These are the key concepts you need to understand to accurately answer the question.

Initial Velocity Components
When dealing with projectile motion, the initial velocity is not directed entirely horizontally or vertically. It's split into two essential components: horizontal and vertical. This is foundational when catching a projectile like a golf ball flying through the air.
  • The **horizontal component** of velocity, represented by \(v_x\), is calculated using the cosine of the launch angle. For the golf ball, this means \(v_x = 90 \times \cos(30^{\circ})\) which simplifies to approximately **77.94 ft/sec**.
  • The **vertical component**, \(v_y\), is determined using the sine of the launch angle. So, \(v_y = 90 \times \sin(30^{\circ})\) equals **45 ft/sec**.
Understanding these components allows us to analyze how far and how high the golf ball will travel.
Horizontal Motion
Horizontal motion refers to how the projectile moves across the ground.
In our problem, the ball's horizontal motion is crucial to determine the time it takes to reach the tree.
Projectile motion assumes no air resistance, meaning the horizontal velocity component remains constant.
Using the formula \(t = \frac{d}{v_x}\), you substitute the ball's horizontal distance \(d = 135 \ \text{ft}\) and its horizontal velocity \(v_x = 77.94 \ \text{ft/sec}\).

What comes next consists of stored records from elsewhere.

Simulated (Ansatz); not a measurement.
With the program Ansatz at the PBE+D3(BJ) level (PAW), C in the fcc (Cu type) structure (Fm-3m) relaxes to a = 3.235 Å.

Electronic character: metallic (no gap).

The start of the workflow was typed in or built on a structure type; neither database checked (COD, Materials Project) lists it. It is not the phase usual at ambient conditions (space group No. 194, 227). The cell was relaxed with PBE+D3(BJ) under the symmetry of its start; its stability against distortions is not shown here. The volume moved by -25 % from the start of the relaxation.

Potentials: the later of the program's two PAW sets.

Calculating this gives \(t \approx 1.73 \ \text{seconds}\), showing it takes approximately 1.73 seconds for the golf ball to travel horizontally to the tree.
Vertical Motion
Vertical motion involves analyzing the change in vertical position of the projectile over time. Unlike horizontal motion, vertical motion is affected by the acceleration due to gravity.
To find how high the golf ball will be when it reaches the tree, we use the formula for vertical motion: \[y = v_y t - \frac{1}{2} g t^2\] Substituting in \(v_y = 45\ \text{ft/sec}\), \(t = 1.73\ \text{sec}\), and \(g = 32.2\ \text{ft/sec}^2\), you calculate \(y \approx 78.42\ \text{ft}\).
This height shows that the ball is well above the 30-foot tree. The key aspect here is how gravity affects vertical motion, pulling the object down over time, despite its initial upward motion.
Acceleration Due to Gravity
Acceleration due to gravity is a constant \(g\), approximately **32.2 ft/sec²** on Earth. It's a crucial factor in vertical motion, impacting how the golf ball travels upwards and then descends.
Gravity doesn't affect horizontal motion but plays a significant role in the trajectory's arch shape.Here's why it's important:
  • It causes the vertical velocity to decrease until the ball reaches its peak height and then increases as the ball falls back down.
  • Gravity is responsible for calculating how much the object is pulled downwards over time, which is part of why we subtracted \(\frac{1}{2} g t^2\) in our vertical motion formula.
Knowing the effect of gravity helps us predict and calculate the exact motion path of any projectile.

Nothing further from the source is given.